Well, put down your Cosmos and snap on some overalls, because the answer is... you. Organizers say that the 133rd edition, while shorter than last year's, is crammed with more attractions than ever. "Someone who has never experienced the state fair is just going to have information overload," says Linh Truong, spokesman for the Colorado Department of Agriculture. "Even if you've been here every single year for the last ten years, there are so many new attractions this year that will still be able to keep your interest."

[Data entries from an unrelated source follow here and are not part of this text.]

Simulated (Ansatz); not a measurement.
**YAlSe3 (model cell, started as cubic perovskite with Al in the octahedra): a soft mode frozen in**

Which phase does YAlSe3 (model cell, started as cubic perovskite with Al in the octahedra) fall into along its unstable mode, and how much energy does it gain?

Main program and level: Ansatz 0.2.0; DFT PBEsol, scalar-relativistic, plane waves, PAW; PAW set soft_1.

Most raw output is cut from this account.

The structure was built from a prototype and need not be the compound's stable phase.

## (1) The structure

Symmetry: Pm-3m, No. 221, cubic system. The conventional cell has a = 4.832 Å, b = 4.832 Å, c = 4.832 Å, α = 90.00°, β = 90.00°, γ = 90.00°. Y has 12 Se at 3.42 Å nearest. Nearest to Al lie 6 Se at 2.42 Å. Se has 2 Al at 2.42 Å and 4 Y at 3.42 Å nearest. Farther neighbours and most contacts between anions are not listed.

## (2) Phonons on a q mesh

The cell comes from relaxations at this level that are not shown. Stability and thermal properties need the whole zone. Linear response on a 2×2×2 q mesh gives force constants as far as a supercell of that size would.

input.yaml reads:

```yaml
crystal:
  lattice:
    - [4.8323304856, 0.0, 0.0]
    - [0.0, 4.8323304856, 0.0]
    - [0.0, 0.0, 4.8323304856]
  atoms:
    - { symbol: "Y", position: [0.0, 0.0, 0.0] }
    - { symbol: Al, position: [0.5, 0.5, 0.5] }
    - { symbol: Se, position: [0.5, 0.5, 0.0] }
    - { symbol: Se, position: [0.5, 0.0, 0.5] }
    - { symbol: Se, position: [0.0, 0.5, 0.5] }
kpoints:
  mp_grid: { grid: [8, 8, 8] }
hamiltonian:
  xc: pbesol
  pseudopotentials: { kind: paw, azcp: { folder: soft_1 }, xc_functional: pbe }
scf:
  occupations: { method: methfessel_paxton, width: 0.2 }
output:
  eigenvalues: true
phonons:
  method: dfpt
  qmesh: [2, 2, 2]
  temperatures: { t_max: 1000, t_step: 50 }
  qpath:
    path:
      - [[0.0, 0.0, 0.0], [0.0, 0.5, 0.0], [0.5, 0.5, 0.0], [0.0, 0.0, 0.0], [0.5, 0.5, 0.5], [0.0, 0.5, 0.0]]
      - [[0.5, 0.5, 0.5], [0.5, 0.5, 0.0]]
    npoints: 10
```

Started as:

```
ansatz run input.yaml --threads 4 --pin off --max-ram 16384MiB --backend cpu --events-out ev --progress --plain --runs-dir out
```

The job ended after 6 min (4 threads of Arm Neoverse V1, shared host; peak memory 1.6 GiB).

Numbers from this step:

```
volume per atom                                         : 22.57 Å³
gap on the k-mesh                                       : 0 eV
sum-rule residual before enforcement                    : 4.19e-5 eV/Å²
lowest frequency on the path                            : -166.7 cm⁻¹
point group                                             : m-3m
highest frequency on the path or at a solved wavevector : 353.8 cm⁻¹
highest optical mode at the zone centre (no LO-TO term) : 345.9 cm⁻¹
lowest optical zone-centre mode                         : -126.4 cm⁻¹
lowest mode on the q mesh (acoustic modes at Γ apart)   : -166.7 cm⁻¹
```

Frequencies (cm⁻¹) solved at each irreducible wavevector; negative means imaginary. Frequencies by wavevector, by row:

For urbanites who need convincing, here's a handy checklist:
• Music. Hoobastank will perform on opening night, followed by a living-jukebox parade that includes Kenny Rogers, Collective Soul, Paul Rodriguez, Diamond Rio, 38 Special, Eddie Money, Loverboy, Montgomery Gentry, Uncle Kracker, the Four Tops and the Temptations. For the finale, Alice Cooper and Cheap Trick will shake off the rust to rock the joint. In addition, free stages will feature dancers, jazz, country, blues and rock and roll throughout the fair's run. "We usually have all these acts spread over sixteen days, and now we're consolidating to eleven, so all the stages are packed," Truong says.
• Libations. If you love Colorado-brewed beer, you'll want to dive into Foam Fest 2005 on Saturday, August 27. The chugapalooza boasts four hours of sampling the finest drafts in this hoppy state. And everyone's inner bootlegger will be itchin' to know who won the home-brew and hobby-wine competitions. Those with a different thirst can stop by the Livestock Pavilion on Friday, September 2, to taste Bronco Orange Milk, nuanced with an orange-cream flavor, and meet team mascot Miles.
• Rodeo. Attendees can gawk at the Dodge Professional Rodeo Cowboys' Association (PRCA) Rodeo. Along with the usual grit -- barrel racing, trick riding, nut-crushing bronco and bull antics -- there are some new events this year, such as the calf-dressing event. Each night of rodeo ends with a rockin' band and fireworks.
• Mutton bustin'. Everyone should have the chance, at least once in a lifetime, to watch a rootin', tootin' tot -- six years or younger, sixty pounds or lighter -- attempt to stick like a burr on the back of a sheep until a six-second buzzer sounds. The sheep imitate the lunges, kicks and twirls of their larger kindred, the bulls and broncos of the rodeo circuit. Daily qualifying rounds will lead up to the fair's final night, when a newly crowned world champion will receive accolades, glory and a $1,000 savings bond.
• Contests. Some pet rocks might have self-esteem problems, which must be why this year's fair is hosting a Pet Rock Olympics. Rocks weighing between two ounces and five pounds are eligible to enter the Best-Dressed or Distance Roller competition. Also on the CSF agenda are an assortment of cooking contests, a Kid Chef of the Year contest and a Road Equipment Road'eo to determine, once and for all, the best road-grader in the state.
Finally, consider the lure of the demolition derby, the tractor pull, the 100-foot Ferris wheel and hundreds of other rides, including the 60 mph, 130-foot-tall Super Bungee attraction. Go ahead: Leave your laptop behind, shimmy into that old pair of Wranglers, pull on those dusty cowboy boots, slap on a ten-gallon hat and prepare to spend yourself a day -- or eleven -- at this year's wingding. Because while Alice may still sing about school being out, the state fair is definitely in.